BeppoSAX was launched on April 30 1996 by an Atlas-Centaur directly into a 600 km, 96 min orbit at inclination. The satellite will thus nearly avoid the South Atlantic Anomaly and take full advantage of the screening effect of the Earth's magnetic field in reducing the cosmic ray induced background, an aspect particularly relevant for high energy instruments (HPGSPC and PDS).
The satellite is operated directly from the Operation Control Center (OCC) in Rome, through a bidirectional (command transmission and telemetry data collection) Intelsat link between the OCC and the Telemetry and Telecommand (TT&C) station located on the equator at the Italian base near Malindi (Kenya). The satellite passes over the TT&C station every orbit for a contact period of 10 minutes. During each pass the Ground Station performs the following activities: telecommand up-linking; mass memory downloading; spacecraft doppler and ranging; spacecraft time sinchronization.

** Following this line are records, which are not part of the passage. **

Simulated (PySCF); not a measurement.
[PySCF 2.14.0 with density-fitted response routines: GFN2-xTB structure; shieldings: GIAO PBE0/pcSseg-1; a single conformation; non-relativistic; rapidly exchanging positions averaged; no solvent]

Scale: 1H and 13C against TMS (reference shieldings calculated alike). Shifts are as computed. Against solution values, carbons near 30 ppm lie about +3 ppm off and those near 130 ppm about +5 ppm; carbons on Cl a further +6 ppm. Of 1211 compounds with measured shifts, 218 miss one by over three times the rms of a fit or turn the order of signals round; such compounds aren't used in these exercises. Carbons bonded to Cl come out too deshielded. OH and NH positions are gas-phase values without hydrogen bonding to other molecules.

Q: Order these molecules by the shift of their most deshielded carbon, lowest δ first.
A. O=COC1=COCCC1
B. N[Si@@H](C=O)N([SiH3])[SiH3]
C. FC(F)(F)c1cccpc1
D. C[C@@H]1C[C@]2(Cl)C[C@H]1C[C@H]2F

The OCC is the core of the satellite operational management with the following activities: telecommand generation and validation, orbit and attitude determination; short-term telemetry archiving; health monitoring of satellite and its sub-systems.
As part of the OCC, the Scientific Operation Center (SOC) will deal specifically with scientific operations: monitoring of payload parameters; quick-look analysis of scientific data in real time, aimed in particular to bright X-ray transients discovery and Target of Opportunity (TOO) alert; short and long term scheduling.
The Scientific Data Center (SDC) is located in Rome, at the same site as the OCC. Along with the Mission Scientist it is the main interface of the scientific community to the BeppoSAX project. Its main tasks are: collection and archiving of the proposals from the scientific community (Sect. 5.2); production of the list of observations from the approved proposals to be processed by the OCC for schedule generation; archiving of telemetry on optical disks; production and distribution of data (FOT= Final Observing Tape) to the observers; off-line analysis of quick look data for TOO follow up program's assessment; integration, development and maintainance of scientific software and calibrations along with the Institutes of the BeppoSAX Consortium; distribution of calibration data, software and general information about the mission; support to guest observers for data analysis and proposal preparation; set up of the results data base.
The Mission Scientist overviews all the scientific activities of the program, and in tight contact with the other scientific components, takes care in particular of: schedule of observations and TOO; calibrations of instruments; issue of Announcement of Opportunities and the technical description of the mission (Piro et al. 1995).